In recent years, decentralized exchanges (DEXs) have gained popularity among crypto enthusiasts. In this article, we'll explore the differences between centralized and decentralized exchanges and why this matters when choosing how to trade your crypto.
Trading cryptocurrencies is an essential part of the crypto experience, and exchanges are the digital marketplaces where all the action happens. You've probably heard of Binance, Coinbase, Kraken, Uniswap, and others - these are all exchanges. But did you know that not all exchanges operate the same way or offer the same possibilities?
🔍 Centralized vs. Decentralized
A centralized exchange (CEX) is similar to a bank. It's run by a company that oversees transactions, provides consumer protection, liquidity, and regulatory compliance in exchange for fees. When using a centralized exchange, you trust them to safeguard your coins, as they act as a custodian and hold the private keys to your account.
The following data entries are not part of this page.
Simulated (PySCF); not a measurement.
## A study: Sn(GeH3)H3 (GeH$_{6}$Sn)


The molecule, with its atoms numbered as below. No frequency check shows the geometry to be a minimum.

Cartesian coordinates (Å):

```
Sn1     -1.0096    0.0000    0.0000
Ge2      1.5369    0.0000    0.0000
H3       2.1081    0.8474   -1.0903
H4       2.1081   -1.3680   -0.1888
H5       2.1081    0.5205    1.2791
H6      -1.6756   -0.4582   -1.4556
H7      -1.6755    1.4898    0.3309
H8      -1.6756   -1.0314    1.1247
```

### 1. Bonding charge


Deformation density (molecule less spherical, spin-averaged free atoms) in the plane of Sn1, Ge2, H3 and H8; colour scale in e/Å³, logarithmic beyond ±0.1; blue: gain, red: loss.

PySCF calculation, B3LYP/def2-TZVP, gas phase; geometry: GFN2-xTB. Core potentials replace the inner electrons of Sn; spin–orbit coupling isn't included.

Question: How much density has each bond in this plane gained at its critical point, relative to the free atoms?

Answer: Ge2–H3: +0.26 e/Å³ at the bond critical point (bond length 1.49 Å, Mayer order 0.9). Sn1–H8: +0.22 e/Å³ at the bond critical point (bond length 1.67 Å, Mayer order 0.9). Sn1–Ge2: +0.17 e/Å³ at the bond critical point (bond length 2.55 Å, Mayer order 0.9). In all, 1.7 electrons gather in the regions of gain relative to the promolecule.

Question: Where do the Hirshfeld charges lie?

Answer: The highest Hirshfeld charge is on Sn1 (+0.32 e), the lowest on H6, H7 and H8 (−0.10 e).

On the flip side, a decentralized exchange (DEX) is a peer-to-peer marketplace where transactions occur directly between users who want to trade crypto. Instead of using an intermediary organization, DEXs leverage smart contracts to automate and protect against potential scams, usually with lower fees than centralized alternatives. As a DEX user, you don't need to create an account owned by the exchange, and you remain the sole owner of your coins until the crypto exchange is executed by the smart contract.
💪 DEXs in Practice: Advantages
Complete control over your crypto: You don’t need to rely on a third party to access your funds. Centralized exchanges can suspend trading, freeze accounts, or even close.
Real custody: DEX transactions settle directly on the blockchain, while centralized exchange transactions are recorded on their internal database.
Access to diverse cryptocurrencies: DEXs offer a virtually limitless range of coins, from popular ones to the newest projects.
Lower transaction fees: DEXs eliminate intermediaries, reducing transaction fees to a minimum.
Privacy and anonymity: DEX users don’t need to provide personal data or complete a KYC procedure to trade or swap crypto.
🧗 DEXs in Practice: Drawbacks
Crypto-only: DEXs don’t allow exchanges between conventional currencies (like USD) and crypto – they exclusively trade cryptocurrency coins.
Complex user experiences: Decentralized exchanges can be challenging for those less familiar with blockchain technology.
Liquidity not guaranteed: For less popular coins, you might not find the exact crypto pair you want to exchange on a given DEX.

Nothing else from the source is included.